Some responses have been edited for clarity and length.

How did you first get into teaching?

There was a professor at Seattle University. I guess he saw something in me. He said, “You know what, I think you would be a good teacher.” I thought about that, and I was going to go other directions, but I said, OK, let me try this out.

I found that it was just a natural flow for me. It wasn’t something that was hard to do. Not having spent a lot of time with my father, I really didn’t think about, “Oh, my father’s a teacher,” but later on, I realized “oh, this is where this came from!”

Any field that you’re in that’s hard to do, in my opinion, you shouldn’t be doing it. You want to be in something that’s natural for you — something that even if you didn’t get paid, you would still want to do that.

So, the professor was right. That was my niche and my passion: Helping younger people become better, both academically and socially.

How do you motivate students who are struggling?

One example: I have an AR (Accelerated Reader) program that I operate in my class. We’re doing a reader workshop. The goal is to get students to read an extended amount of time. I always try to keep my expectations high, so my goal was to do 50 minutes to about an hour.

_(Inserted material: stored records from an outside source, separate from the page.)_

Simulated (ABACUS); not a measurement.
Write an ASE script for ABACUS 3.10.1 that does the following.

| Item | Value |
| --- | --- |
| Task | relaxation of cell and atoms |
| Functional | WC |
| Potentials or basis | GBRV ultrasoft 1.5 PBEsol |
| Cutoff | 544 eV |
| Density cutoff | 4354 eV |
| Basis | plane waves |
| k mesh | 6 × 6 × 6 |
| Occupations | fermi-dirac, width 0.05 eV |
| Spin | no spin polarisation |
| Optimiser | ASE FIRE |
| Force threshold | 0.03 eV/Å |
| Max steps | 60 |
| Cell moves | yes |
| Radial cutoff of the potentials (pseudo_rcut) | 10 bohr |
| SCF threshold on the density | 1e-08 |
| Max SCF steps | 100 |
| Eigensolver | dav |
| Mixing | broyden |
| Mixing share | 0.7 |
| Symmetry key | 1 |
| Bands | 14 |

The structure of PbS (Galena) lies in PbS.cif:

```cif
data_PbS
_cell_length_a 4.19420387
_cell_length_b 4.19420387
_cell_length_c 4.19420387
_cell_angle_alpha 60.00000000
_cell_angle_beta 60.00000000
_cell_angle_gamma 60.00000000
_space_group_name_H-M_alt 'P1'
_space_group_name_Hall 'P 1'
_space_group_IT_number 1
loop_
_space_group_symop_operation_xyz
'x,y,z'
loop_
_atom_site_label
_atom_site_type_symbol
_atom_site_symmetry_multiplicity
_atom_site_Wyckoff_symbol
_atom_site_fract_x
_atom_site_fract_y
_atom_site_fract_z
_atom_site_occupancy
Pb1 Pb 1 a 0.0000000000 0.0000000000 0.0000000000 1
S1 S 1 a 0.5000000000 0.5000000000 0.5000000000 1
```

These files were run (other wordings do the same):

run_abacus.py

I found out students were getting bored. They said, “Oh, Mr. Joseph do we have to do this? I don’t want to do this. This is too hard. It’s boring.” All those kinds of things.

So I decided to use the AR system to motivate students. So how it works is you read a book, you give a brief little summary as a checking point. And each book that they read they would get a passing mark. I put their names on a chart, and so they wanted to see that. Then you had kids competing with one another, and even the kids that aren’t at as high a level as the others, they wanted to be up there, too.

Then also, I would follow that up with an actual reward. Sometimes it’s chips, sometimes it could be candy, different things like that. You know, we as adults, we get paid for our jobs, we want rewards. Children are the same.

So you bribe them?

In a way, yes. (Laughs)

It just took off. You can walk into class at some points, and you can hear a pin drop. They are reading for extended amounts of time.

Damian Joseph works on a Weekly Scholars Chart in his third-grade class at West Seattle Elementary. He gives students “smiley faces” when they demonstrate excellent behavior and strong academic effort. (Erika J. Schultz / The Seattle Times, 2011)
Damian Joseph works on a Weekly Scholars Chart in his third-grade class at West Seattle Elementary. He gives students “smiley faces” when they demonstrate excellent behavior and strong academic effort. (Erika J. Schultz / The Seattle Times, 2011)

What’s the hardest part about teaching?

The administrative aspect of it. You have permission slips. You have all these other different dates you’re trying to meet. But that just goes with the job. So I don’t mind that, because I want to teach.

You work with student teachers a lot. What sort of advice do you give them?

If you’re going to work in certain schools, classroom management is key. Building relationships with students, being able to motivate them and having high expectations are also important. When you do those things, results will come.

You also have to care. For me, teaching is a ministry and a calling. And when it’s a ministry and a calling, you go out of your way. You go the extra mile to see students achieve. When you do those things, and you care — you want to see students successful — then you get results.

Does your own upbringing help you connect with students here?

Absolutely. I know what they’re dealing with, where you go home and you may not have help with homework. So what I try to do as a teacher is make sure I do everything in class so that parents who are working two or three jobs or don’t have the skills to understand how to give their children a framework for problem solving, or they don’t know the skills of cause and effect for reading — I try to give students all that in the class so that home doesn’t have to worry about it.

Growing up poor motivates me to help these students to be successful, to bridge the achievement gap, so that students that don’t come from the middle class or the upper class can say, “This can be done. My environment doesn’t have to dictate who I am. I can dictate my environment by becoming successful academically.”